Norwegian climber Mari Augusta Salvesen has made the first female ascent of the burly Ray's Roof E7 6c at Baldstones in Staffordshire. First climbed by visiting American Ray Jardine in 1977, the horizontal offwidth crack remains a gritstone testpiece and is one of the hardest of its kind in the UK.
You've got to love a 3min trailer in which, by 30secs in, you're already shouting at the screen "FFS Johnny, stop talking bollocks and climb something!!" And then he does an extraordinary jump start straight into a jam/splits.
Hah, quite illustrious company there all things considered! I would love to get on it one day.
Loved watching Johnny get on it in the video (queue twinkly magical music..), he's about to do something inspiring..! Tension builds.. he does a crazy spinny around thing.. could it be, is that the way..? Nope, music stops and he pops out. But he had me for a minute. Classic.
> One thing I have always wondered is whether offwidths are really all sandbags or if the problem is that most people just don't get used to climbing them.
Or both, possibly? There's an interesting interview with Danny Parker (did the third ascent of Century Crack, founded the "Offwidth Army") on the podcast "Hangdog Days", where he gives his opinion tht grading of offwidths in the US is kind of a mess, and in some areas a deliberate joke/sandbag.
He has a story about how Bob Scarpelli and Brad Jackson used to downgrade their new routes at the end of the day -- "Nah, more like 12a." "Nah, 11d." "Could be more like 11c." -- until they hit the grade where they started laughing, and that'd be where it stuck.

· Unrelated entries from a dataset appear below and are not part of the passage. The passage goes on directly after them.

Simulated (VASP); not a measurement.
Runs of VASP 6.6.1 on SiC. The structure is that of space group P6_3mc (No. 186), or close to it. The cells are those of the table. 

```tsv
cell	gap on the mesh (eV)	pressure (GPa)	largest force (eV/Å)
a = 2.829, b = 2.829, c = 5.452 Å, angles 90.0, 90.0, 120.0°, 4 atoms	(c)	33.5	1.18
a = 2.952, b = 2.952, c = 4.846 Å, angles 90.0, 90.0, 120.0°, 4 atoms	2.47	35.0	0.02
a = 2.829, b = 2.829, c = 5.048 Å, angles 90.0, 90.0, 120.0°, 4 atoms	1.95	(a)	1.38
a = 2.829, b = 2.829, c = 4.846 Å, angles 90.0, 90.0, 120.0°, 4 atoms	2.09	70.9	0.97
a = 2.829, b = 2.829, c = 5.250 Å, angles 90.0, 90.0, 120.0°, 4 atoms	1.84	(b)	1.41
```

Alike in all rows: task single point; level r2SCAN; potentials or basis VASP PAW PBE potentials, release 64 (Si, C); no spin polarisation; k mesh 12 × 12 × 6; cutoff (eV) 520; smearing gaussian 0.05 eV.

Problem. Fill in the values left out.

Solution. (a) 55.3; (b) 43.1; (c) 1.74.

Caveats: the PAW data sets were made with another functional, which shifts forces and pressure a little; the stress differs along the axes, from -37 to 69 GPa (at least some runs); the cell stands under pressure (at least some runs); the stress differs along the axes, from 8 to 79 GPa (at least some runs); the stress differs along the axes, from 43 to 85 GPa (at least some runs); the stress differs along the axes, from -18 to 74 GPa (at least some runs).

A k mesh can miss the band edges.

But lack of practice/skill is definitely a huge issue too; it's a completely different set of techniques to learn (especially if you get into the inverted stuff).
> Username suggests I like the same routes as you.
Bit of a giveaway, yes. Unfortunately for me (and my climbing partners), I also like offwidths. I'm not claiming to be good at them, I just suffer from a tragic compulsion to wedge myself into them, so I'm trying to get less terrible in order to mitigate the suffering.
I've always been led to believe its not really licorice, rather a purely artificial concoction based on ammonium chloride, but actually wikipedia does suggest that in some versions at least liquorice root is involved.
It is one of the more interesting flavours out there - how exactly it helps you climb Ray's Roof though, I'm not quite sure. For many Brits it might be in an effort to get away from the salmiakki!